The Two Faces Of Uber: Getting Banned And Becoming Public Transportation

Even as it is under fire, Uber’s role is expanding. Photo via Uber

Over the past seven years, Uber and ride-sharing have taken the transportation world by storm, changing consumers’ transportation habits, and forcing cities around the country to rethink their own transportation systems.

Uber’s troubles still get most of the attention.

Last week, a federal judge ruled that a lawsuit by Google’s self-driving car division, Waymo, will go to trial. Waymo has accused one of its former engineers of stealing thousands of pages of trade secrets when he left, and taking them over to Uber. The judge rejected Uber’s claim that the dispute was an employment matter that should have been settled through arbitration.

In the meantime, Uber is moving beyond its original approach of growing its customer base through individual customers. Some states and cities are ncreasing the role of Uber within their jurisdictions.

Five Florida cities are subsidizing Uber rides, and providing further support by paying for rides to public transportation stations. A New York City proposal, if passed, would force Uber to add a tipping option for riders within the city. And Edmonton, Alberta has begun exploring a partnership with Uber and other ride-sharing companies, in an effort to replace bus routes.

Making deals with cities

Last June, the Florida cities of Altamonte Springs, Longwood, Lake Mary, Sanford and Maitland, began their pilot programs with Uber. The five are located just north of Orlando, and aim to save money, reduce traffic congestion and increase ridership of their SunRail train system.

The program subsidizes 20 percent of every Uber ride beginning and ending within the city. Trips that end or begin at a SunRail station are subsidized 25 percent, according to the Orlando Sentinel. These ideas are often referred to as “last-mile programs,” meant to bring riders to public transportation stations.

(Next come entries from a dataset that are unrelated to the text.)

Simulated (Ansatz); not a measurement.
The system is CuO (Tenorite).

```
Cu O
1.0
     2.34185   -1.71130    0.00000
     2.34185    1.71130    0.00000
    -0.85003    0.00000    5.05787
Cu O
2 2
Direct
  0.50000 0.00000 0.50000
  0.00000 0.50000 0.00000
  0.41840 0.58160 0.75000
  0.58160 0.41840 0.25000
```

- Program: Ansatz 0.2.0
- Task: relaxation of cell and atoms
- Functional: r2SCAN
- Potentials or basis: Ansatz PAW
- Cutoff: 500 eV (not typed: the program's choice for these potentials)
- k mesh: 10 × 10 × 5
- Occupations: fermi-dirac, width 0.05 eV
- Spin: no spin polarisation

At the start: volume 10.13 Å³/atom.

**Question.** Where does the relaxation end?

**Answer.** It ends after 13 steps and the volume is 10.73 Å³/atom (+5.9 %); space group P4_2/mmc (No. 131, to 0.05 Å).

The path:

Uber kept the amount of money it received from each city a secret until January, when a Longwood city clerk, Michelle Longo, released the invoices from Uber to the Sentinel.

Longo told the newspaper, “While Uber claims this invoice is a confidential trade secret and exempt from disclosure under the Public Records Act, it is the City’s position that this invoice is not confidential and exempt and that the public should have access to this invoice reflecting the amount that Uber is seeking payment from the City under the Pilot Project Agreement.”

Cities began receiving invoices from Uber on Jan. 17. Altamonte Springs owes the most, at $14,863.59, ahead of Sanford, owing $7,869.99. The other three cities owed less than $1,000.

In another form of a last-minute program, Summit, N.J., a suburb of New York City, began a six-month pilot program last October, subsidizing Uber rides to and from its train station to accommodate for heightened ridership. The pilot program is being tested with 100 riders. It grants free rides to residents with prepaid parking permits and $2 rides to those without prepaid permits.

The idea was an effort to alleviate congestion at the Summit train station and avoid adding more parking spots. The partnership with Uber will cost taxpayers $167,00 million annually, as opposed to the $10 million it would cost for a new parking lot, according to Buzzfeed.

The program is the first of its kind in the country, and if successful, could be looked to by other cities and states as a model for changing their own transportation systems.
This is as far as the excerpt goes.